Given that $f(x)=\int_x^{x+1} \sin t^2 \, dt$
Substituting $u=t^2$ gives:
$f(x)=\int_{x^2}^{(x+1)^2}\frac{\sin u}{2\sqrt u}\,du=\frac{\cos x^2}{2x}-\frac{\cos (x+1)^2}{2(x+1)}-\int_{x^2}^{(x+1)^2}\frac{\cos u}{4u^{3/2}}\, du$
It follows that $|f(x)|\le\frac 1{2x}+\frac 1{2(x+1)}+\frac 1{2x}-\frac 1{2(x+1)}=\frac 1x$
But how to refute the possibility that $|f(x)|=\frac 1x$ for some $x\gt 0$?
I tried to prove the strict inequality using contradiction as follows:
Suppose on the contrary that there exists a $y\gt 0$ such that $|f(y)|=\frac 1y$, then $|f(y)|=\frac 1y=|\int_y^{y+1}\sin t^2\,dt|\le1\implies y\ge 1$
$y\ne 1$ as $y=1\implies |f(1)|=1=\int_1^2\sin t^2\, dt$, which is not true as RHS is approximately $0.50$. So we must have $y\gt 1$.
Let $g(x)=\frac 1x-f(x)$ and then I try to see if $g$ is monotonic on $(1,\infty)$ or not but $g'(x)=-\frac 1{x^2}+\sin x^2-\sin(x+1)^2\ge-1+\sin x^2-\sin (x+1)^2$.
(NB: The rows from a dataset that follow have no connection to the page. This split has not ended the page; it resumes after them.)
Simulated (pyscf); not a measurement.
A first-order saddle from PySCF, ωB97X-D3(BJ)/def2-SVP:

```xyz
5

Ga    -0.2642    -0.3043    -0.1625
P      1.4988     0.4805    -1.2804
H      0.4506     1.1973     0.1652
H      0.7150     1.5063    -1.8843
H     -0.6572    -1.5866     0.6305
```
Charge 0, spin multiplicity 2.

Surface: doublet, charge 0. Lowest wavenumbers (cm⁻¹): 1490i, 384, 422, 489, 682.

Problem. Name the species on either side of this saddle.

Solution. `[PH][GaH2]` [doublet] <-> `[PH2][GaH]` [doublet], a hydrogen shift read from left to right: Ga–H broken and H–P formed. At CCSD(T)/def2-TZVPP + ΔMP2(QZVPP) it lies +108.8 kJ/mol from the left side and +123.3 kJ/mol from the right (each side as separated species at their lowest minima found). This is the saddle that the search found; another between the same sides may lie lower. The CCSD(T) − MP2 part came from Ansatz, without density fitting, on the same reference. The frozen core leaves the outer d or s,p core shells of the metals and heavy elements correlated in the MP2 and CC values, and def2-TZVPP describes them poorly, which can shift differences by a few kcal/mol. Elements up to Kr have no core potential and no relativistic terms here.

I am stuck here. Please help. Thanks.
You correctly derived that $$ f(x)=\int_{x^2}^{(x+1)^2}\frac{\sin u}{2\sqrt u}\,du=\frac{\cos x^2}{2x}-\frac{\cos (x+1)^2}{2(x+1)}-\int_{x^2}^{(x+1)^2}\frac{\cos u}{4u^{3/2}}\, du \, . $$ It follows that $$ |f(x)| \le\frac{|\cos x^2|}{2x}+\frac{|\cos (x+1)^2|}{2(x+1)}+\int_{x^2}^{(x+1)^2}\frac{|\cos u|}{4u^{3/2}}\, du \\ \overset{(*)}{<} \frac{1}{2x}+\frac{1}{2(x+1)}+\int_{x^2}^{(x+1)^2}\frac{1}{4u^{3/2}}\, du = \frac 1x \, . $$ We have a strict inequality at $(*)$ because $|\cos u| = 1$ does not hold for all $u \in [x, x+1]$.